Every financial crunch teaches a universal truth: ‘liquidity’ is denominated in the currency of one’s living expenses and debt payments. As savings burn through, and cash flow declines, other asset classes become luxuries one can no longer afford. The natural response is to then look to sell (exchange) other assets for needed cash.
The trouble is humans tend to run in herds when it comes to asset collection and notions of value. We have lived through a decade where falling interest rates made people increasingly convinced that cash was trash and other financial assets and tangible/collectable/commodities were most valuable. Product sellers grew fat on the fad.
History assures us that following such periods, notions of value tend to reverse– equal and opposite in the other direction– as a drop in cash flow and/or confidence prompts a desire to raise liquidity. As tensions spread, a full blown liquidation phase frequently takes hold: where sellers overwhelm interested buyers, and prices collapse in the process. Even holders not needing or wanting to sell, are hammered with losses.

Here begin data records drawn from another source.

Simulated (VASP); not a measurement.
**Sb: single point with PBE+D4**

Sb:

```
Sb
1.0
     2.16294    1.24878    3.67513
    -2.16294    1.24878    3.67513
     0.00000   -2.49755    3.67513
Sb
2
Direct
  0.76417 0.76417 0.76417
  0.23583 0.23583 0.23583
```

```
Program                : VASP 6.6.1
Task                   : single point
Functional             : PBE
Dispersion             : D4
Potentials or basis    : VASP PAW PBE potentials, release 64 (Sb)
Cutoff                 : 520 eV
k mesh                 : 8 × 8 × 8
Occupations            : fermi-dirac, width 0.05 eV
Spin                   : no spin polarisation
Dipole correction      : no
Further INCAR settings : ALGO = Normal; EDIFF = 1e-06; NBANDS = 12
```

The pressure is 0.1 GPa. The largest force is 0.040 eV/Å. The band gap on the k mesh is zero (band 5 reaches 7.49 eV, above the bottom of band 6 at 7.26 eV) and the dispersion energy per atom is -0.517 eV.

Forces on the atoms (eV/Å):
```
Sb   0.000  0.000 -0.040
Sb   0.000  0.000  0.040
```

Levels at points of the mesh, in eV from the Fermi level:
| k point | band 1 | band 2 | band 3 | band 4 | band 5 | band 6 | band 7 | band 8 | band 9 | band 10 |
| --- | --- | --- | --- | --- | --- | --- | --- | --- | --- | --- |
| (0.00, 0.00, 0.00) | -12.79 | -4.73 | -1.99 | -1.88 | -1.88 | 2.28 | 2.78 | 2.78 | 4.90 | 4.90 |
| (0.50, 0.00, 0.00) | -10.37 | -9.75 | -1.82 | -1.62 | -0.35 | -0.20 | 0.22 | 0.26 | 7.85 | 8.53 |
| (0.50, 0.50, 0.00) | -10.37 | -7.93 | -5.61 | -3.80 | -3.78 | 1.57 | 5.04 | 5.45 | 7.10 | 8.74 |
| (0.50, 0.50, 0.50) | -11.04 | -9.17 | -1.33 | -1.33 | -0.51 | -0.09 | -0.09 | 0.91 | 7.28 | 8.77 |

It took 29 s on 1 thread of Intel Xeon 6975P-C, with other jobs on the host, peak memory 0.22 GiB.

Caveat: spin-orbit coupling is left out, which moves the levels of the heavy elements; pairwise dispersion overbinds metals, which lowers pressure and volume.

The ongoing plunge in commodity prices since 2011, is a classic example of this cycle in motion. The sharp drop in the price of oil is leaving previously over-confident producers in financial shock. Venezuela is one striking example. With 95% of its export revenue dependent on oil, cash flow is in sharp retreat. But having placed 68% of its international reserves in gold bullion–which has also been falling in value for 4 years and 15% since January alone— Venezuela is learning the hard way that gold is not the currency it needs to pay living expenses and debtors. See: Ravaged by Oil’s collapse, Venezuela now has a big gold problem.
The decline threatens to erode reserves the cash-strapped country relies on to pay its foreign debt…
Venezuela’s dollar-denominated bonds have lost 19.2 percent in the past three months, the most in emerging markets, as the collapse in oil exacerbates concern the nation will run out of money to pay debt. Yields on its benchmark notes climbed past 26 percent on Aug. 6, the highest since February…
Venezuela’s reserves could fall below $15 billion if gold prices fall further or if the government decides to liquidate some of its holdings, according to Sarah Glendon, the head of sovereign research at Gramercy Funds Management.
In April, Caracas-based newspaper El Nacional reported that the central bank swapped $1 billion of its gold reserves for a cash injection. And in 2012, then President Hugo Chavez repatriated most of the country’s gold reserves.
Venezuela has drawn down reserves about $1 billion a month this year to counter the drop in oil prices, Morgan Stanley said in a note to clients last month.
“It’s a question of what weighs more in their mind: servicing their debt or holding their gold in Caracas?” Gramercy’s Glendon said from Greenwich, Connecticut. “It’s going to be extremely challenging for Venezuela to get another source of dollars.”